September 2017
In the decision of ASG v Harlene Hayne, Vice-Chancellor of the University of Otago [2017] NZSC 59, the Supreme Court upheld earlier findings of the Employment Court and the Court of Appeal that section 200 of the Criminal Procedure Act 2011, which allows a court to make a name suppression order forbidding publication of the name and other details of persons charged with or acquitted of an offence, barred distribution to the public at large but did not extend to disclosure to people with a legitimate interest in such information.
In this case, ASG was employed by the University as a campus security guard. Whilst in this employment he pleaded guilty to one count of wilful damage and another of assaulting a female (both charges related to an incident with ASG’s wife). He was ultimately discharged without conviction on both charges and the judge in the District Court made an order under section 200 of the Criminal Procedure Act suppressing ASG’s name and all details relating to ASG and the offending.
The Deputy Proctor of the University was in court while ASG was being sentenced. On legal advice, the Deputy Proctor disclosed ASG’s name and details about the charges to certain personnel in the University, and the University subsequently undertook an investigation.
ASG was suspended until the Vice-Chancellor reached the provisional view that a final written warning was appropriate.
ASG raised a personal grievance against the University arguing that he had been unjustifiably disadvantaged by his suspension and by the decision to issue a final written warning.
The Employment Relations Authority found ASG was unjustifiably disadvantaged in his employment by the decision to give him a final warning but not by his suspension from office. The Authority took the view that the University had breached the name suppression order and its actions were not those of a fair and reasonable employer.

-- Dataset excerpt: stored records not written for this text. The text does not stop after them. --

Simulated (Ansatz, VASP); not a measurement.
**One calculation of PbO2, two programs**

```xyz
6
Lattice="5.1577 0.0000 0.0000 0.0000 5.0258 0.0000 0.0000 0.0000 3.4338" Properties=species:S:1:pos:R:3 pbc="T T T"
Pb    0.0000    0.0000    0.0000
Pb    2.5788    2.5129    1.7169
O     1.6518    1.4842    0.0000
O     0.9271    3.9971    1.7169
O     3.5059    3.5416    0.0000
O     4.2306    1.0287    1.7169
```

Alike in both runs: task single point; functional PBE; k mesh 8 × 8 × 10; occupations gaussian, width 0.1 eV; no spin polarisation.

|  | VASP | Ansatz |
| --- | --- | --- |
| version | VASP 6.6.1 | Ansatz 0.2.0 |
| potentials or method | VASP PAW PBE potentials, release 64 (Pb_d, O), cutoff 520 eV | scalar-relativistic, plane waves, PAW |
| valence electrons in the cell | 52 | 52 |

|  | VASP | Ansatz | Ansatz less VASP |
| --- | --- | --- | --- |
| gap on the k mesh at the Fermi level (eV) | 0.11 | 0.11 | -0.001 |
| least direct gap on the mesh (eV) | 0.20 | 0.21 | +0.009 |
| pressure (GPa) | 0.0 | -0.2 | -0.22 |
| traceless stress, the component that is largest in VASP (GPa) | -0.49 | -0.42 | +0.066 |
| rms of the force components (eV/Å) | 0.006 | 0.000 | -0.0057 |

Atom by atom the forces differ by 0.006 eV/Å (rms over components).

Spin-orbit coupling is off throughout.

However, the Employment Court concluded that the University’s actions in conducting an investigation, suspension and the issuing of a final warning were all justified. In reaching that view, the Employment Court considered that there was no breach of the name suppression order because the University as employer had ‘a genuine (i.e. legitimate and objectively justifiable) interest’ in the circumstances relating to the charges. The steps undertaken, that is disclosure to a small number of persons within the University all of whom had a genuine interest, and the subsequent actions taken, were steps a fair and reasonable employer could have taken.
The Court of Appeal dismissed the appeal and took the view that ‘publication’ in section 200 meant distribution to the public at large, not dissemination ‘to persons with a genuine interest in conveying or receiving the information’. The Court took the view that ASG had breached his duty of good faith under section 4 of the Employment Relations Act 2000 in not informing the respondent of his offending. That was a relevant circumstance telling against the conclusion that disclosure was in breach of section 200.
The Court of Appeal considered that an employer had such an interest where there was a ‘potential nexus between the circumstances relating to the charges faced by the employee and the obligations of the employee to his/her employer’. Here that nexus was that the employee was a security guard at the University facing charges, from which he was discharged without conviction, of assault against his wife and wilful damage. The Supreme Court agreed that this meant that the University, as employer, had a genuine interest in knowing he had pleaded guilty to the charges.
The Supreme Court dismissed the appeal from the Court of Appeal and noted that name suppression ought not to have been given by the District Court to protect the security guard from the University finding out and possibly terminating his employment. That was not only because of the obvious link between his employment and the nature of his offending but also because it had proceeded on the false assumption that disclosure to the employer would result in dismissal.
This case demonstrates the importance of good faith in an employment context, in particular an employee’s duty to disclose to their employer the details of offending that has occurred during the course of the employment relationship and establishes that an employer may be entitled to information that is subject to a name suppression order if it relates directly to the employment relationship.